Jimmy Cross’s character represents the profound effects responsibility has on those who are too immature to handle it. As a sophomore in college, he signs up for the Reserve Officers Training Corps because it is worth a few credits and because his friends are doing it. But he doesn’t care about the war and has no desire to be a team leader. As a result, when he is led into battle with several men in his charge, he is unsure in everything he does.

Cross’s guilt is palpable every time one of his men dies, but it is most acute in the case of Ted Lavender. Right before Lavender is killed, Cross allows himself to be distracted and deluded by the thoughts of his coveted classmate, Martha, who sends him photographs and writes flowery letters that never mention the war. His innocent reverie is interrupted by Lavender’s death, and Cross’s only conclusion is that he loves this faraway girl more than he loves his men. Cross’s confession to O’Brien, years later, that he has never forgiven himself for Lavender’s death testifies to his intense feelings of guilt about the incident.

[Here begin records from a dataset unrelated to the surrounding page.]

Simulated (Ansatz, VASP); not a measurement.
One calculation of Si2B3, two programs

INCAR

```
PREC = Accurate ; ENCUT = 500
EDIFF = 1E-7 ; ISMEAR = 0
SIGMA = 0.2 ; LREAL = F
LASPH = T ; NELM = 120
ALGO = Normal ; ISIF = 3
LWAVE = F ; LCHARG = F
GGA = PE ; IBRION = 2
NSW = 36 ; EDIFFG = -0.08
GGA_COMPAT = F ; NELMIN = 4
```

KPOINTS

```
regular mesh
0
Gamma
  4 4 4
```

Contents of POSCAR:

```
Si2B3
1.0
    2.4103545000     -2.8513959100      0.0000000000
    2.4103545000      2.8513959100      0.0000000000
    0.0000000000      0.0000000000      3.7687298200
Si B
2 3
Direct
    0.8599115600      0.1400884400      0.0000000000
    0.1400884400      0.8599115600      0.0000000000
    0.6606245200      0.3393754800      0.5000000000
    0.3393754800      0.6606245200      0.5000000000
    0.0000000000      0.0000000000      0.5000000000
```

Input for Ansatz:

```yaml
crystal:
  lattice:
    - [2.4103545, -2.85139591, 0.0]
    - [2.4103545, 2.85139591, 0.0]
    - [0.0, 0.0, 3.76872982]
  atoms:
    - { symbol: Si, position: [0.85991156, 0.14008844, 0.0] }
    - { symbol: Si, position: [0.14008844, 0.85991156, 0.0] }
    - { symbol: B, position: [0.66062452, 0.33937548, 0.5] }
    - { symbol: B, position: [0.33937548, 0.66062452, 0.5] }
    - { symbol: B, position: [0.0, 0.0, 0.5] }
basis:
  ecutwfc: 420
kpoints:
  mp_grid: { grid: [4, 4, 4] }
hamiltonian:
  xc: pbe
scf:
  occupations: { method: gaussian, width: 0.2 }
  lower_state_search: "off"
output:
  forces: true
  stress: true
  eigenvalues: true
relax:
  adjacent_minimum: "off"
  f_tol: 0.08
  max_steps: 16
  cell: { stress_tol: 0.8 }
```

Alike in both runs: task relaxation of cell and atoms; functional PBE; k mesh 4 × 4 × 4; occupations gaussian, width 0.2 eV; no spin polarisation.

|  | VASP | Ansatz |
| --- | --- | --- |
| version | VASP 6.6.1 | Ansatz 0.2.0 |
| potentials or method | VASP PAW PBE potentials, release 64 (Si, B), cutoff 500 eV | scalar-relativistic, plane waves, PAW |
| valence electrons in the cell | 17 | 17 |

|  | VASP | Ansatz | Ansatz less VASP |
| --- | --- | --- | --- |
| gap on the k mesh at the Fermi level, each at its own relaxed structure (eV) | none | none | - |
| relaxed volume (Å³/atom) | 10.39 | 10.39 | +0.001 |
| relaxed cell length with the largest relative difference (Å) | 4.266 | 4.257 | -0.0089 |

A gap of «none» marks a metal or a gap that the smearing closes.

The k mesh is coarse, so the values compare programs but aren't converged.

Jimmy Cross can be viewed as a Christ figure. In times of inexplicable atrocity, certain individuals assume the position of a group’s or their own savior. Such men suffer so that others don’t have to bear the brunt of the guilt and confusion. Cross is linked to Christ not only on a superficial level—they share initials and are both connected to the idea of the cross—but also in the nature of his role. Like Christ, who suffers for his fellow men, Cross suffers for the sake of the entire platoon. In “The Things They Carried,” Cross bears the grief of Lavender’s death for the members of his troop, such as Kiowa, who are too dumbfounded to mourn. In the same story, he makes a personal sacrifice, burning the letters from Martha so that her presence will no longer distract him. In each case, Cross makes a Christ-like sacrifice so that his fellow men—Norman Bowker and Kiowa, in this case—can carry on without being crippled by grief and guilt.